Light She Was and Like a Fairy

Light she was and like a fairy,
And her shoes were number nine,
Herring boxes, without topses,
Sandals were for Clementine

From “Oh my Darling, Clementine” by Percy Montrose

On Thursday evening I was lying in June’s bed, singing to her. I was just starting my second round of “John Jacob Jingleheimer Schmidt.” Instead of the actual lyrics, I have always sung my children’s first, middle and last names to this tune. In both cases the total syllable count is only one off, so it works. (This is one of the benefits of having a five-syllable hyphenated last name.)

June interrupted me. She said, “I think at night instead of singing, you could just be quiet.” Noah made a similar request when he was a little younger than June is now (while I was pregnant with her in fact) so I had been wondering how long the nightly singing would continue. Just to be sure, on Friday evening I asked her if she had wanted no singing just last night or if she wanted to make a change in the bedtime routine. She was firm—no more singing.

I could have been happy about this. I’ve been snuggling with June at bedtime for fifteen to twenty minutes a night ever since she self-weaned two years ago. Lately I’ve been feeling that it’s too long. I’d like more time for myself in the evenings and I was thinking of gradually cutting back and here she’d handed me the perfect opportunity. I had been spending five to ten minutes of that time singing to her. So now we’re down to ten minutes of silent snuggle time and it was child-initiated and completely painless. For her anyway.

I can’t help but be a bit bereft about it. Except for a brief hiatus while I waited for my new audience to be born, I’ve been singing the same six or seven bedtime songs to my kids at night for almost ten years, and as of four nights ago, I’m not doing it anymore.

So it was a pleasant surprise when June suggested we have a concert in the backyard on Saturday afternoon. We’d gone outside to try out Noah’s old metal tricycle to see if she was big enough to handle it yet now that she’s outgrown her lightweight plastic trike. It’s a really heavy old-school tricycle and while I love it aesthetically it has not turned out to be very practical because by the time the kids are big enough to ride it they’re almost past trike age. The verdict was uncertain. If Beth can fix a problem with the handlebars, I think June could ride it for a summer. If not, she’ll get her first bike for her birthday.

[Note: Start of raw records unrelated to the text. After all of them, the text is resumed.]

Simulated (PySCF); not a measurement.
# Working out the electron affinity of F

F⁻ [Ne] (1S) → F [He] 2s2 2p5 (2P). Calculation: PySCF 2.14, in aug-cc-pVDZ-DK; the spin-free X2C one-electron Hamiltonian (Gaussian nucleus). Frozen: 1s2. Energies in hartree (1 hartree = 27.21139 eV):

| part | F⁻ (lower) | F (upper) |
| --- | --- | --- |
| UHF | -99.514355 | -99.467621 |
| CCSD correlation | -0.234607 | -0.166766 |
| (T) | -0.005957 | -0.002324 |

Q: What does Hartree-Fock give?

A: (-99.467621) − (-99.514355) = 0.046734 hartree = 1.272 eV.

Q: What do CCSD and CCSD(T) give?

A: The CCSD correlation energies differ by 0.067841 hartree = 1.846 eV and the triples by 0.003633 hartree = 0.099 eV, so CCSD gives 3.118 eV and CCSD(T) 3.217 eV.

After riding the tricycle up and down the driveway, June suggested we play soccer. She won the game 3-0, mainly because she kept changing the rules to her own advantage. (Yes, I know. I can’t let her keep doing that but we hadn’t played with the soccer ball and net for a while and I wanted to keep her interested.) Next up on June’s agenda was t-ball. She has her heart set on playing in the Takoma Park t-ball league this summer. Beth and I have some reservations because she’s so very tiny and the players are all five and six year olds, and as we know from the summer when Noah played t-ball, mostly boys. (“Will she be able to reach the tee?” Beth wondered.) But we’re going through with it because far be it from me to tell her that she can’t play because the other kids will likely be much bigger than she is. If she’s going to play sports, that will always be true for her. And I’m certainly not going to tell her t-ball is for boys. Anyway, she wanted to practice because she’s a bit of a perfectionist and she wants to be good at it already before the practices start three months from now. And she can reach the tee, ours anyway, and she’s not half bad at hitting the ball off of it without knocking it over. Better than her brother was when he was five, that’s for sure.

Next I put her to work helping me pick up sticks a recent windstorm had shaken from the silver maple in the backyard. That was when she said, “Let’s have a concert,” and I said okay. I started to go inside because I was imagining us going to the instrument bin, each picking something to play and jamming in the living room. “No, outside,” she insisted. This was going to be a singing concert. It turns out what she wanted was to take turns sitting in one of our patio chairs and singing while the other one listened. I was to go first.

And so I found myself singing to June in the golden light of a mild late winter afternoon. After a moment’s thought I settled on “Oh my Darling Clementine.” This was never a bedtime song for us. It was a commuting song for me and Noah. When I was still teaching, I used to pick him up from the university day care and then we had an hour and half commute home on train and bus. To pass the time, we used to sing a lot. Later it was a swinging song for June. I have always sung to my kids while pushing them on the swings.

When I got to “Light she was and like a fairy/And her shoes were number nine/Herring boxes without topses/Sandals were for Clementine,” I wondered idly how much smaller women’s feet must have been when the song was written. And I was amused because my little fairy wears kids’ size nine shoes now (and 8.5 and 9.5 and 10, due to the vagaries of different brands’ sizing, but she has more nines than anything else).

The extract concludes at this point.